A site ranks for hard terms in one topic but nothing in another because topical authority is topic-specific, not a single global score, and it does not transfer across unrelated subjects. In the first topic, the site earned its position the hard way: it built deep coverage of the subject’s questions, attracted links from sources in that field, and accumulated the trust that lets it compete for difficult queries. In the second topic, none of that exists. To a search engine evaluating that subject, the site is a stranger with no track record, so the strength in the first area simply does not apply.

The clearest way to understand this is to stop thinking of authority as one number attached to your domain. It behaves more like a separate reputation in each subject area. The coverage you built, the links you earned, and the signals that proved you know the first topic are all bound to that topic. They tell the engine you are a credible source there, and they say nothing about your credibility somewhere else. When you reach into an unrelated area, you start that reputation from scratch, which is why a site that crushes hard terms in one lane can be invisible in another.

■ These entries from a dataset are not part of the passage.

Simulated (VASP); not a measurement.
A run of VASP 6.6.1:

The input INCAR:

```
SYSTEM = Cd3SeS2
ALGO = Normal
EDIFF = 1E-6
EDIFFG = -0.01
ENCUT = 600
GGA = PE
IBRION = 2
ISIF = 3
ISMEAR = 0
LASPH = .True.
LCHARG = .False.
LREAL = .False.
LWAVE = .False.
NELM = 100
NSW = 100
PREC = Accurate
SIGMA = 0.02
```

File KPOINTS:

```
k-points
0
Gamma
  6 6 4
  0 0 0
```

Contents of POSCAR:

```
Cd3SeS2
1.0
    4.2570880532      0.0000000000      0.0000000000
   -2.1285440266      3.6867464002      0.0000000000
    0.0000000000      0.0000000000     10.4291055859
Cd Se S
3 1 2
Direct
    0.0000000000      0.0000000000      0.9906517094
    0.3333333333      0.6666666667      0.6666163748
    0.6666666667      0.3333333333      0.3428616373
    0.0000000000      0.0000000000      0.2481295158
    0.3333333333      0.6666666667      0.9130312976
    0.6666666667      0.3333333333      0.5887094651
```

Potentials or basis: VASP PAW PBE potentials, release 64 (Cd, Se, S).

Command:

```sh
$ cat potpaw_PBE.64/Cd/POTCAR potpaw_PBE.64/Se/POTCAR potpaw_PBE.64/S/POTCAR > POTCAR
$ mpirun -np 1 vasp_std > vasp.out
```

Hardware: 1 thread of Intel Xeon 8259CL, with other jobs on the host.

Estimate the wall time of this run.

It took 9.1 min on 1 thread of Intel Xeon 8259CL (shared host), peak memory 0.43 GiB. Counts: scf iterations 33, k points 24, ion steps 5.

This is why spillover does not happen the way people expect. A strong domain entering a new, unrelated topic often assumes its existing authority will carry the new pages, but the engine evaluates the new topic on its own coverage and its own links. Without dedicated content depth and relevant trust in the second subject, even a well-known site competes as a newcomer there. The authority is real, but it lives in the wrong place to help.

There is a nuance worth keeping honest: when the second topic is genuinely adjacent to the first, some relevance can carry over, because the engine sees an overlap in subject matter. But for truly unrelated topics, the gap is real, and treating it as a transfer problem only delays the actual work.

So when you see your site dominating one topic and floundering in another, redirect the effort rather than waiting for spillover. Build dedicated coverage in the weak topic, answer its real questions, and earn links relevant to that subject, exactly as you did for the topic you already own. Treat each topic as its own reputation to build, not one score to spread.